Put simply; the incremental value of the new in relation to what is currently available.
Marginal utility is an excellent starting point in any conversation with the teeming hordes of enterprising alchemists that claim to own the formula that turns billions of plain vanilla online impressions into rocky road, raspberry ripple and the rest of the 32 flavors of media targeting. Yours may be better, but better than what and, for that matter, how much better?
Hard questions to answer and harder still if placed in the context of ALL marketing activity rather than online e commerce. To illustrate the point think about where ‘the bottom of the purchase funnel’ is for Unilever. Well, the answer by and large, is the aisles of WalMart which when expressed in internet terms is both an extraordnarily well targeted aggregator of traffic and curator of content on a scale that is unimaginable online.

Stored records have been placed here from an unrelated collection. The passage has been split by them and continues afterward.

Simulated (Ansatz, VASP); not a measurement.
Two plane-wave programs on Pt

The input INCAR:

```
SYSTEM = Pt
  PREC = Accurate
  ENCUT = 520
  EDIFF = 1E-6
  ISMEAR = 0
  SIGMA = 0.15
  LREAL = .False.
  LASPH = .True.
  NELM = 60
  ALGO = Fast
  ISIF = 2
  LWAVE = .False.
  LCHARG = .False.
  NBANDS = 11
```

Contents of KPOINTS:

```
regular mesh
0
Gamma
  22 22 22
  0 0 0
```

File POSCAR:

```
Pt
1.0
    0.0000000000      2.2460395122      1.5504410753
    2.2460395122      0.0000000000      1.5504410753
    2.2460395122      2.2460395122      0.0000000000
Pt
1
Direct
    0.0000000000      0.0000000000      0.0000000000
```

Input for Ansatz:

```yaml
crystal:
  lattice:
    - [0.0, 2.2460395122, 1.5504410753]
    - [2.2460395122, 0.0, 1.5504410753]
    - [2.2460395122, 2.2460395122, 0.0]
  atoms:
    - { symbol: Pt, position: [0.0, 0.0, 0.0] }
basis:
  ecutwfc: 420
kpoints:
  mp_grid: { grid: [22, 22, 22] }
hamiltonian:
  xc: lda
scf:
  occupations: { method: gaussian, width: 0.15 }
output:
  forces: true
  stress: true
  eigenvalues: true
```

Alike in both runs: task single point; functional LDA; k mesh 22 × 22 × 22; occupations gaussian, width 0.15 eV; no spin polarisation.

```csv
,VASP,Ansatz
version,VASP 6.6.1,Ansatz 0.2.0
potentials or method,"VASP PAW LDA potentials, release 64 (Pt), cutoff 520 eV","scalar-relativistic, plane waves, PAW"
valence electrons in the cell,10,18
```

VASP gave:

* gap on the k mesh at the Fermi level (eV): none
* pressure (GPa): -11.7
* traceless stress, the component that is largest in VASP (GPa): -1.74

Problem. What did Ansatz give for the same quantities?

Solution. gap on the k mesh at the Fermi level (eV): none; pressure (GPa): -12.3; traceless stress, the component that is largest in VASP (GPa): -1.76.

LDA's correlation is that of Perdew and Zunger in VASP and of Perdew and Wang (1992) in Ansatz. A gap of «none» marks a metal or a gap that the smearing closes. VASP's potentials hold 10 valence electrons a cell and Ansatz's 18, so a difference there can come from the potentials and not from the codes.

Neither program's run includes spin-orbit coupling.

This, of course, is an extreme example but it makes a point as to quite how difficult it is, and will be, to gain the attention of marketers with macro message delivery challenges and, just maybe, fatter fish to fry. In some respects it’s like being asked to decide between two carbon fiber bicycles in a world governed by SUV’s.
So how to extract yourself from the crowd. Well it’s the simple rules of risk and reward. Construct a proposition, minimize the risk by sacrificing your margin (or some of your Series B millions!) and agree in advance an appropriate definition of success and a realistic sense of your ability to scale that result in the future.
We hear a great deal about the need to educate agencies and clients. My own experience is that they learn most from pratctically implemented field tests and their subsequent success or failure. Put simply a marginal but clear knowledge of the opportunity available in comparison to what was available before.